In this article, we propose a theoretical approach based on the mechanics of porous media that can be used to determine, simply and rigorously (some decoupling assumptions are proposed and defended), the expression for the drying shrinkage of a concrete element subjected to drying. We show that the expression for this drying shrinkage reveals a double nonlinearity with respect to relative humidity, in the form φ1ln(h), where φ1 is the porosity occupied by the liquid phase and h is the relative humidity.
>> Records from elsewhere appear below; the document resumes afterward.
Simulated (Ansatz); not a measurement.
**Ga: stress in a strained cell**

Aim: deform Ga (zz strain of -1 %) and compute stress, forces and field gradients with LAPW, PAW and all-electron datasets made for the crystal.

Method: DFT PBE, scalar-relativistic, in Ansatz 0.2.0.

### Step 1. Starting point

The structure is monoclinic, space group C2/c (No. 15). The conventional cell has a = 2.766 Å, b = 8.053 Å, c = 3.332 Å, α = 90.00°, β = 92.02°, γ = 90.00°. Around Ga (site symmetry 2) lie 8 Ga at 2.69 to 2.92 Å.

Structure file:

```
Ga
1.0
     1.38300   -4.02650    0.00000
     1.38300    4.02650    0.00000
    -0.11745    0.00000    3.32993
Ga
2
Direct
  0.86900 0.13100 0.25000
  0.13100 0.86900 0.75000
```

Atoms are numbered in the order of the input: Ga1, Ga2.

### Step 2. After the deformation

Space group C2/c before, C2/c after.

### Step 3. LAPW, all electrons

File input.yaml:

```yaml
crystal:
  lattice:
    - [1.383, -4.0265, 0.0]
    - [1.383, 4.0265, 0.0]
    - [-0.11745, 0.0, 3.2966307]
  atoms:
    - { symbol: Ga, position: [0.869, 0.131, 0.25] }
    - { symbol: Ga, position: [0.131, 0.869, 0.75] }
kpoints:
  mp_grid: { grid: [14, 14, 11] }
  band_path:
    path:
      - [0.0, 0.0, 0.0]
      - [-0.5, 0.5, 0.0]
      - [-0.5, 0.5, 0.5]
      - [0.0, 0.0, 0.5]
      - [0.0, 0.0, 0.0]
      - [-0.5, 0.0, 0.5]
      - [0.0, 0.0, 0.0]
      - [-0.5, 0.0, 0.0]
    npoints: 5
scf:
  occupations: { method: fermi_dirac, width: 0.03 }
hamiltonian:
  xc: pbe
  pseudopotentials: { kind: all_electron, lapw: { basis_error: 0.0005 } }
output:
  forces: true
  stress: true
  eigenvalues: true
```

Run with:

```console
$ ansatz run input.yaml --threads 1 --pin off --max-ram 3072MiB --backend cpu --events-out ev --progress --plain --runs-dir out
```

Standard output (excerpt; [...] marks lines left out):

In light of this model, we analyze the two hypotheses, both classical and yet different, that, as an initial approximation, treat drying shrinkage as being proportional to the change of relative humidity, Δh, or to the change of water content, ΔC, in the material.

We then establish, within a general framework, the well-known scale effect on the water content versus the size of a test specimen of any shape (i.e. not just cylindrical or spherical). From this result, we can identify the scale effects that follow—both on the weight loss and on the drying shrinkage and drying-related stresses. We show that the expressions proposed to account for these scale effects remain valid for different constitutive laws of concrete, provided that time is a factor only through the diffusion of water in the concrete. This therefore rules out,de facto, all laws of the viscoelastic, viscoplastic types etc., where time appears as such in the expression of the law of mechanical behaviour.

Finally, for three simple constitutive laws—perfectly elastic, brittle elastic, and perfectly plastic—we establish the expression for the drying shrinkage of a drying specimen.

Résumé

Dans cet article, nous proposons une approche théorique, fondée sur la mécanique des milieux poreux, permettant de retrouver, d'une manière simple et rigoureuse (certaines hypothèses de découplages sont proposées et argumentées) l'expression du retrait de séchage d'un élément de béton soumis à la dessiccation. Nous montrons que l'expression de ce retrait de dessiccation fait apparaître une double non linéarité en fonction de l'humidité relative de la forme φ1ln(h) où φ1 est la porosité volumique de la phase liquide eth l'humidité relative.

À la lumière de cette modélisation, nous analysons les deux hypothèses classiques et néanmoins différentes, qui considèrent, en première approximation, que le retrait de dessiccation est proportionnel à la variation d'humidité relative, Δh, ou à la variation de teneur en eau, ΔC, au sein du matériau.

Puis, nous établissons, dans un cadre général, l'effet d'échelle, bien connu, sur la teneur en eau en fonction de la taille de l'éprouvette séchante, et ce pour un corps d'épreuve de forme quelconque (i.e. non plus seulement cylindrique ou sphérique). À partir de ce résultat, nous établissons les effets d'échelle qui en découlent, sur la perte en poids d'une part, et sur le retrait de dessiccation et les contraintes liées au séchage d'autre part. Nous montrons que les expressions proposées pour la prise en compte de ces effets d'échelle restent valables pour différentes lois de comportement du béton, à condition que le facteur temps n'y intervienne que par le biais de la diffusion de l'humidité dans le béton. Ceci exclut donc, de fait, toutes les lois du type viscoélastique, viscoplastique etc. où le temps intervient directement dans l'expression de la loid de comportement mécanique.

Enfin, pour trois lois de comportement simples, élastique parfait, élastique fragile et parfaitement plastique, nous établissons l'expression du retrait de dessiccation d'une éprouvette séchante.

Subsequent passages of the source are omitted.